Vladimir Putin's New Crusade

Source: FSSPX News

Anton Kliuchkin director of Runet

In Russia, the government intends to inject hundreds of millions of euros over several years in order to better control the Internet and to moralize content intended for young people. In the crosshairs were the protests in early 2021 against the executive, which once again demonstrated the power of social media and information literacy in the digital age.

In the Kremlin, they seem to have taken seriously the scale of the protests in favor of Alexei Navalny: on January 23, 2021, around 20,000 young Muscovites marched through the streets of the capital to demand the release of Vladimir Putin's sworn enemy.

An unprecedented mobilization that could not have taken place without social media, a field that the President of the Russian Federation no longer intends to leave to political opponents.

The strongman of the country has made no secret of his fear that teens will be confronted with harmful content online, with tech companies showing little responsibility in Russia as elsewhere.

Speaking a few days after the protests Putin said, “These platforms are, of course, first and foremost businesses, and what is the main interest of a business? To make a profit. It doesn't matter to them that this or that content harms the people it is intended for. After all, these companies are increasingly aiming at controlling people's consciousness.”

The Russian government therefore decided, on August 17, to inject ten billion rubles - more than one hundred and sixteen million euros - in order to disseminate “spiritual and moral” content on the web.

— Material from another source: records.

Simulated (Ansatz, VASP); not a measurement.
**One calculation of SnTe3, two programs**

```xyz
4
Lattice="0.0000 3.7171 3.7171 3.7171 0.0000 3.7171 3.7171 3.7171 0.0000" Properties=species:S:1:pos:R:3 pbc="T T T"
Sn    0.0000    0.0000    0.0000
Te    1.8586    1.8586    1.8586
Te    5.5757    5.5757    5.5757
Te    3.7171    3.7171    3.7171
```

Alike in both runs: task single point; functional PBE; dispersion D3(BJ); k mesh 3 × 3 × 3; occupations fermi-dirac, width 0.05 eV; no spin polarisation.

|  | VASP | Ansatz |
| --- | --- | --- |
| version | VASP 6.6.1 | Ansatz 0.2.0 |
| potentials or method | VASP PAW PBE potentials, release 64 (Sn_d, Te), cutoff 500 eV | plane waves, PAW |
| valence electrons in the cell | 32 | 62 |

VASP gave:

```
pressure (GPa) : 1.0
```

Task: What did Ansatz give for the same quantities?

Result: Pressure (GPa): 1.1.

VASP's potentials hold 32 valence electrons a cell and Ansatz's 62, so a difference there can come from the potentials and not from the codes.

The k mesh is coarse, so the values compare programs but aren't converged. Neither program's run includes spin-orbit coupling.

Two hundred projects in digital format will see the light of day, with one objective: “the formation of a civic conscience, moral and spiritual values ​​among young people,” as explained by the Director General of the Institute for the Development of the Internet (Runet), Anton Kliuchkin.

The latter even promises, for next year, “a significant increase in the available means of more than fifteen billion rubles - about one hundred and eighty million euros - destined to grow further in the following years.”

Since 2020, Runet, founded in 2015, has been entrusted with content aimed at young people. As Kliuchkin explains, Gazprom-Media is funding part of this digital crusade alongside other important groups, including the First TV channel and the Yandex portal.

The projects run by Runet will then be evaluated by a committee chaired by the deputy director of the presidential administration, Sergei Kirienko, former head of government under the Eltsyn era, a man seen by many as a possible heir to Vladimir Putin.

One of the most active Internet producers in Russia, Anton Kalinkin, founder of Chill web-cinema, praised the project, recalling that “the media and web industry certainly needs this support from the state,” while recognizing that the bet is risky, because it remains “very difficult these days to convey an official discourse and a positive content to the younger generations.”

Challenge that the patriarch of Moscow, Kirill Gundjaev, wants to take up. The head of the Russian Autocephalous Church plays the whistleblower: “We see how many times our young people lose their reason, lose all real direction in life, which affects the whole of society in a destructive way, especially because of the content disseminated via the Internet. This is why we need to organize a flow of information that checks the ideas that spread, distinguishing the good from the dark.”

There is a certain lucidity in this observation. But it should not be forgotten that the Russians have remained masters in the art of disinformation and manipulation. The plan for the “spiritualization and moralization” of the Internet will mainly benefit the power in place.